Last week, it was disclosed BYJU’s is set to raise $300MM from private equity investors, at a unicorn valuation of $2Bn.
BYJU’s, founded by the eponymous CEO Byju Raveendran, has been a money-raising machine. Since its Series A just 6 years ago, the company has raised capital regularly, raising $250MM and becoming a unicorn in the process. Investors in the company include Mark Zuckerberg’s foundation, which as per BYJU’s Wikipedia (till Sept 08th) made a “majedar” investment. All of us would have seen BYJU’s fervently explained Pythagoras theorem, even in places as unexpected as the movie theatre (I personally find the explanation non-intuitive and confusing). It is clear BYJU’s has put its money to good use in marketing, and has targeted parents of students on its way to raising even more capital. But how did BYJU’s come about?
BYJU’s was started as a standard coaching class for CAT, the exam to get into Indian BSchools, and therefore targeted individuals in the 21-25 age group. Byju R. started from a small town in Kerala, and went on to take the CAT. After scoring a 100 percentile he began teaching his friends, and then (he claims) cracked all the top business schools. Seeing the potential in CAT classes, he soon progressed to taking sessions in stadiums. Through this story it is fairly clear that Byju’s is an incredibly energetic salesman, and let’s keep that in mind because young companies are images of their founder. Seeing an opportunity in the K-12 segment, BYJU’s gradually pivoted to online and offline video learning. Why the company pivoted is credit to the CEO’s acumen, in identifying a market and business model that is extremely lucrative.
In my earlier piece on WeWork and real estate, I identified the theme of core human needs being huge markets. One large theme which is yet to see a runaway unicorn success is education. K-12 education is an incredibly large market, and it also has the peculiar feature of the customer (parent) never being the end user (child). Additionally, because parents want the best for their children, they are very insensitive to price. On the disadvantages, education is notoriously difficult to “scale” like software because the same “product experience” doesn’t work for everyone. In many ways, education needs the opposite of what Uber, Swiggy and the likes do – it needs non-standardization. While many markets, like India, have fairly standard curriculums, the learning needs and capabilities of each individual are different and hence the educational product delivery has to be personalized. The need for “hyper-personalization” has made education a fundamentally fragmented market, with countless schools, tuitions and ancillary content companies. The key to remember here is education necessarily should result in performance improvement and learning. From a software’s perspective, these are hard to quantify, and this is exactly while so many schools with their regular test-taking exist in the first place.

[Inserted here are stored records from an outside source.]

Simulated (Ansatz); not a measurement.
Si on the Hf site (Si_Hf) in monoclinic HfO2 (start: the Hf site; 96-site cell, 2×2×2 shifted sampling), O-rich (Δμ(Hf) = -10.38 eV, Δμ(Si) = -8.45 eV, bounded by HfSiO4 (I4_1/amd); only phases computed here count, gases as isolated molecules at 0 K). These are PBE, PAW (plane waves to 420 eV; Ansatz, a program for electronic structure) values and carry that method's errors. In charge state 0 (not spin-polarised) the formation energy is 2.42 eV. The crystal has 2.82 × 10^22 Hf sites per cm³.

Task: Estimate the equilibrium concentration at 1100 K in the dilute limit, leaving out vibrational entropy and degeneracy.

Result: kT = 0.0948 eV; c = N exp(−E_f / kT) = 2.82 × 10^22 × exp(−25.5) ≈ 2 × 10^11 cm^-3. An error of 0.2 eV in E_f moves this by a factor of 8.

While we may debate on the effectiveness of schools, a lot of them do deserve due credit for contributing greatly to each educated individual’s life. I, for example, cultivated an affinity for English and writing because of my school (and teachers). A lot of us have gone to coaching classes and have also read online content to understand things better. We could, therefore, look at learning as a three-layered process – core, secondary and tertiary. Core is school, secondary is coaching/tuition, tertiary is course-related knowledge. The first two measure and try to ensure our performance (active), the third is by and large dependent on us (passive). It would thus be fair to categorize the first two as education, the third is at best content.
BYJU’s is likely in the third category, driven to hypergrowth via marketing and a robust sales model. Digging deeper into how the company positions itself, on its website it mentions 1000+ videos (i.e. it’s a content company). On their main video (which has the Pythagoras video, again), the company is described as a marriage of “content, media and technology” (i.e. it’s a content company). The company claims to have the “best teachers”, one of which is a goateed gentleman with a mic explaining sound waves through a slinky. While he may be good, I am not sure if he is the best teacher around for sound (i.e. it’s not learning, but a content company). BYJU’s also claims to use the buzzwords of data science and adapative learning to improve student performance but shows no statistics of student performance. This should be fairly straightforward to demonstrate in India’s standardized curriculum, but it still doesn’t (i.e. it’s not education, but a content company). While the company’s aspiration is no doubt encouraging, the company is not ed-tech (at least not yet) but a content company marketing aggressively. That in no way, though, implies that it is a bad business today.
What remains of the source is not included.